F.4.2 **Matrix structure (minimum).** A Lawful Basis Matrix MUST specify:\
F.4.2.1 **Purpose** (e.g., operational remediation, audit, supervisory review, dispute resolution, research).\
F.4.2.2 **Legal basis** (deployment-defined categories consistent with local law; e.g., legal obligation, vital interest, public task, contractual necessity, consent where applicable).\
F.4.2.3 **Recipient classes** (operator team, auditor, supervisor, critical counterparty, public).\
F.4.2.4 **Permitted artefacts** (PR only; PR+summary; evidence subset; full replay).\
F.4.2.5 **Handling class ceiling** (maximum handling class permissible under that purpose/basis).\
F.4.2.6 **Time bounds** (access expiry; retention windows; re-approval cadence).\
F.4.2.7 **Cross-border constraints** (evidence stays; receipt travels; escrow conditions).\
F.4.2.8 **Approval requirements** (single approver vs two-person rule; supervisory warrant/mandate conditions).\
F.4.2.9 **Audit requirements** (logging fields; periodic review; breach escalation).

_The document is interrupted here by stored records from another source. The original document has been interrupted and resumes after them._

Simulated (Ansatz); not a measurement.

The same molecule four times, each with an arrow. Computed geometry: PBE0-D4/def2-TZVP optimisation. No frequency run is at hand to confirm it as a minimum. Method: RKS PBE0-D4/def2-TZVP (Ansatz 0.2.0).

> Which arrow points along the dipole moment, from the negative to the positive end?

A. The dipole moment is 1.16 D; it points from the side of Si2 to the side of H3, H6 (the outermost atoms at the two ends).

F.4.3 **Purpose limitation enforcement.**\
F.4.3.1 Access decisions MUST be enforced by policy gates (not only by procedure).\
F.4.3.2 Evidence access MUST be revocable and time-bound; access tokens MUST be short-lived and logged.\
F.4.3.3 Reuse of evidence for a new purpose MUST require a new matrix entry or explicit re-authorization.

F.4.4 **Jurisdiction overlays.** National and regional overlays MUST be able to override or further restrict lawful basis matrix entries without forking core artefacts. Overlay changes MUST be recorded with status objects and supersession discipline.

***

#### F.5 Access logging and audit trail requirements

F.5.1 **Scope.** Access logging applies to: evidence stores, evidence pack indices, disclosure workflows, status queries (for higher tiers), and any export or declassification actions.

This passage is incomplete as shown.